Agnico Eagle: Still Under-Loved

08/19/2014 7:00 am EST

Focus: STOCKS

Andrea Kramer

Associate Editor, Schaeffer's Investment Research, Inc.

Gold futures have added roughly 2.3% so far in August, comparing most active contracts, as the recent broad-market pullback and escalating conflicts overseas have bolstered safe haven demand, observes Andrea Kramer in Schaeffer Investment Research.

Nevertheless, precious metals stocks—including Agnico Eagle Mines Ltd. (AEM)—remain underloved on Wall Street, as evidenced by data from Schaeffer's Senior Quantitative Analyst Rocky White.

Of the 28 stocks under our precious metals umbrella, 86% are trading above their 80-day moving averages—the highest percentage of the 40 sectors we track.

Furthermore, the average year-to-date stock return is 22.6%, and the Market Vectors Gold Miners ETF (GDX)—a broad measure of the gold mining industry—has advanced nearly 28% in 2014.

However, analyst buy ratings for the group are dwindling. Just 45% of covering analysts offer up buy or better opinions, compared to more than half a year ago.

Likewise, the average short-interest ratio is 13.77—meaning it would take more than two weeks to buy back all the shorted shares on a typical stock in the sector, at the equity's average pace of trading. This bearish sentiment backdrop juxtaposed against an uptrending sector has bullish implications, from a contrarian standpoint.

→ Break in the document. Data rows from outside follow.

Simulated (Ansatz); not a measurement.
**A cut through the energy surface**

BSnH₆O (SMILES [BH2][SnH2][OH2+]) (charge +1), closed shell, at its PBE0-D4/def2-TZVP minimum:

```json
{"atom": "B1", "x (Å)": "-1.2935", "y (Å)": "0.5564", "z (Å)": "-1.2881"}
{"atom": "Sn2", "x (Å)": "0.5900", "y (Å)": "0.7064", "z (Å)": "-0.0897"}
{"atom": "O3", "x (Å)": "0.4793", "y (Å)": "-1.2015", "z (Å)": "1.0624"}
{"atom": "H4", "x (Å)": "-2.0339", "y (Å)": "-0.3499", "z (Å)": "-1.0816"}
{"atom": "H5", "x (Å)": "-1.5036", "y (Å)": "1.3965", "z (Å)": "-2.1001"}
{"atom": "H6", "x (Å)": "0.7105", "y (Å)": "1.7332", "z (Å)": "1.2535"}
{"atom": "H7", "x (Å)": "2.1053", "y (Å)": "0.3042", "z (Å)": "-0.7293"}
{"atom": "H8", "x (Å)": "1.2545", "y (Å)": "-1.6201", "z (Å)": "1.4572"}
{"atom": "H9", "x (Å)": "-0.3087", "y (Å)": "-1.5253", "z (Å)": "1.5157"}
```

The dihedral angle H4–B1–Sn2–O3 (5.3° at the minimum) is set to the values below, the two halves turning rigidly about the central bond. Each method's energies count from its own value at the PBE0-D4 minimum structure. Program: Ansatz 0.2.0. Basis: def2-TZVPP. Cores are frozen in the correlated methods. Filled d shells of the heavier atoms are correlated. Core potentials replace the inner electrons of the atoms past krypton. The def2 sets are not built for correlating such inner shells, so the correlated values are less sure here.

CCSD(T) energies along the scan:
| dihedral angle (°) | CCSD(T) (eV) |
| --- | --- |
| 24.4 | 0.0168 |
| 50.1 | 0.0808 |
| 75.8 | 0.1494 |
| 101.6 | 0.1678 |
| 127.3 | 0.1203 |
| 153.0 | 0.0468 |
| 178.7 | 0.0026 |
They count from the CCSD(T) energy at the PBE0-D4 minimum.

Digging in, AEM is among the best-performing of its peers, up nearly 48% year-to-date. The stock tagged a new annual high of $42.41 in late July, before pulling back to test support at its upward-sloping 10-week moving average, currently located just south of $38.

Despite outperforming the broader S&P 500 Index (SPX) by 18.5 percentage points during the past two months, AEM, like Rodney Dangerfield, gets no respect.

Short interest jumped 17% during the most recent reporting period, and option players are picking up puts over calls at a faster-than-usual clip. The security's 10-day put/call volume ratio of 0.29 ranks in the 86th percentile of its annual range.

Meanwhile, 11 out of 18 analysts maintain tepid "hold" opinions of the shares, and the consensus 12-month price target of $41.07 stands within a stone's throw of AEM's current price of $38.98.

A continued uptrend could spark a short-squeeze situation, a mass exodus of option bears, or a round of upbeat analyst attention—all potential catalysts to the upside.

In fact, analysts at CIBC just changed their tune, upping their price target on Agnico Eagle Mines to $45 from $40, and underscoring their sector outperformer recommendation.